“We have spoken freely to you, Corinthians, and opened wide our hearts to you.” 2 Corinthians 6:11
Every knowledgeable marriage counselor knows that the inability or unwillingness of husbands to reveal their feelings to their wives is one of the most common complaints of women.
Research shows that little girls are blessed with greater linguistic ability than little boys; it remains a lifelong talent. As an adult, she is typically far better at expressing her thoughts and feelings. God may have given her 50,000 words per day and her husband only 25,000. He comes home with 24,994 used up and disappears into Monday Night Football; she is dying to expend her remaining 25,000 words and find out what he’s thinking, what happened at the office, and, especially, how he feels about her. This difference between him and her—a function of their inherited temperaments—is one of countless ways they are unique.

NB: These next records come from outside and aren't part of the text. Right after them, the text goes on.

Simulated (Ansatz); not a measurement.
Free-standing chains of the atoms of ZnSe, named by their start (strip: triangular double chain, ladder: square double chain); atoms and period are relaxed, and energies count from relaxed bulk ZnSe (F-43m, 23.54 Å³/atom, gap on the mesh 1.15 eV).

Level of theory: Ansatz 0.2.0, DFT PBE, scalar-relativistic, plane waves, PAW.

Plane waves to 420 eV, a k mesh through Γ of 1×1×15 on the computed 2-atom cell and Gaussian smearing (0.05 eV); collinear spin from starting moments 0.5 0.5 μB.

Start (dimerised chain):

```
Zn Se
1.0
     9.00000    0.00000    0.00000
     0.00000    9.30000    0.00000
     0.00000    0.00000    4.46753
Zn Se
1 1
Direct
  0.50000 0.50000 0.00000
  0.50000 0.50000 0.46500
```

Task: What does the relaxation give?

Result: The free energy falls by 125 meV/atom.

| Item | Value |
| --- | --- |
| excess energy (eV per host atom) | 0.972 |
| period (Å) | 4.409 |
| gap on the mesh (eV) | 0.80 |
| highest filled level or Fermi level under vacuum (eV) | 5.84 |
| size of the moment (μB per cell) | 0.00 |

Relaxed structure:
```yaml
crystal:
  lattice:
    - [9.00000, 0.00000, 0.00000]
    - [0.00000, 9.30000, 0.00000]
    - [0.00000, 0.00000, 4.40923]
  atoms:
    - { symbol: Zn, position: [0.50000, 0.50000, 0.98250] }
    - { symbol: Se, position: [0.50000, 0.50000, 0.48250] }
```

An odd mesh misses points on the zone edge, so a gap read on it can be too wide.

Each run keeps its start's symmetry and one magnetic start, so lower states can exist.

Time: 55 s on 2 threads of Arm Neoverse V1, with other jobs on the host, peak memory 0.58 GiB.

When communication is a problem, compromise is in order. The clammed‐up husband must press himself to open his heart and share his deeper feelings. The frustrated wife must recognize that her man may not be capable of the emotional intimacy she seeks. They must seek to fix what can be improved—and to accept the rest.
Just between us . . .
• Is it true in our case that the wife has twice as many words to use up each day as the husband?
• Have our communicative differences created problems between us?
• In terms of sharing feelings, how would you like our marriage to change?
• What hinders good communication between us? How can we change?
Lord, help us to celebrate our differences as man and woman while tenderly and joyfully helping each other make the most of our union with every word. Amen.